House Financial Services Committee Chairman Barney Frank said Friday that he will be recommending Congress close the doors on the government-backed mortgage giants Fannie Mae and Freddie Mac and rebuild the nation’s housing finance system from ground zero.
According to Frank, who has long been one of the GSEs’ biggest proponents on Capitol Hill, the two firms cannot continue in their current form and his committee plans to propose killing off the enterprises completely rather than taking a “piecemeal” approach to their restructuring.

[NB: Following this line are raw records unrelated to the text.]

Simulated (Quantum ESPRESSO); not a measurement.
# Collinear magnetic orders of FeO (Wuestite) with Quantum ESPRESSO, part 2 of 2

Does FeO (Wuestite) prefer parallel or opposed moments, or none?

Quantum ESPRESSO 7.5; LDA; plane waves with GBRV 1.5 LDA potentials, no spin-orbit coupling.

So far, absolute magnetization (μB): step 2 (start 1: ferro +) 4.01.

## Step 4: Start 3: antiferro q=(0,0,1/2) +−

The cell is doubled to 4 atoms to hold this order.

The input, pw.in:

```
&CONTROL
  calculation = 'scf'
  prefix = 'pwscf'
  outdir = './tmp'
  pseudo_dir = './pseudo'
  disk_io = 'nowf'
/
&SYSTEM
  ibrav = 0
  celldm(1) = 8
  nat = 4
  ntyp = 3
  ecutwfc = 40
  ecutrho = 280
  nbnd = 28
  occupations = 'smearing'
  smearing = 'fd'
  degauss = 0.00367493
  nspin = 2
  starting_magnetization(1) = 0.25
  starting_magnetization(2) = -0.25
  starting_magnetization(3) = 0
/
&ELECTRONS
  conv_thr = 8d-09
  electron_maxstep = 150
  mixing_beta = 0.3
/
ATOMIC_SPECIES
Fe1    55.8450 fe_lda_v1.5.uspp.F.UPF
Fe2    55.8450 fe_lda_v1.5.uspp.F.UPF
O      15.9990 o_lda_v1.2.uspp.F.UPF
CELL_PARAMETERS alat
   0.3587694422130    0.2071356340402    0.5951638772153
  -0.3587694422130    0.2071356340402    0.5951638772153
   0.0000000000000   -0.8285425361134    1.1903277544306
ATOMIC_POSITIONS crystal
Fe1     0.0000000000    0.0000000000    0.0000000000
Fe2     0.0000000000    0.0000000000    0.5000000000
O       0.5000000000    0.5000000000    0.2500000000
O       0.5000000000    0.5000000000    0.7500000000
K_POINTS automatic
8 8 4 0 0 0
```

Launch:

Since the government took control of Fannie Mae and Freddie Mac in September 2008, it has had to pump more than $100 billion of taxpayer dollars into the two firms as loan losses have mounted. In December, the administration announced that it was lifting the $400 billion cap on the GSEs’ financial line of credit, and said the administration would inject as much money “as necessary” into the enterprises over the next three years to ensure the companies maintain a positive net worth.
Frank gave few details about his proposed plan beyond the fact that it would include the complete dismantling of the two mortgage financiers. Mainstream media has been speculating for weeks now that President Obama’s address on the national budget next month will also divulge the administration’s own plan for the restructuring of Fannie Mae and Freddie Mac, but none expect it to be as extreme as Frank’s.
In a PBS News Hour interview, Treasury Secretary Timothy Geithner said he doesn’t expect Congress to pass legislation restructuring the two companies until next year, but he said the administration agrees that the government should “take a cold, hard look” at the future of Fannie Mae and Freddie Mac.
“We are committed to propose a set of detailed reforms beginning this year,” Geithner told PBS. “...I don’t think we’re going to be able to legislate that until that process can start until next year, because it’s just a complicated thing to get right.”
The GSEs are a cornerstone of the federal government’s Making Home Affordable program. Frank conceded in remarks to CNBC earlier this month that Fannie Mae and Freddie Mac have become a “public policy instrument of the government,” which no longer resemble the entities that they have been in decades past but instead are being used as a conduit for the government’s mortgage finance initiatives and to prop up housing prices.
A report released last week by Standard & Poor’s (S&P) predicts Fannie Mae and Freddie Mac’s role in the mortgage market “will likely increase in the future.”
Analysts at S&P warn that any exit from conservatorship for the GSEs must be carefully planned in order to avoid a sharp increase in mortgage rates and further tightening of mortgage lending that would depress home prices again.
The report says, “Our outlook for 2010, and perhaps into 2011, is that our ratings should continue to reflect the government’s ongoing extraordinary support for the GSEs.”
“It’s hard for us to imagine how the $11 trillion U.S. residential mortgage market could attract enough private capital to replace the GSEs historical share,” which was 51 percent at the end of September 2009, compared with 43 percent at the end of 2007, the S&P report said.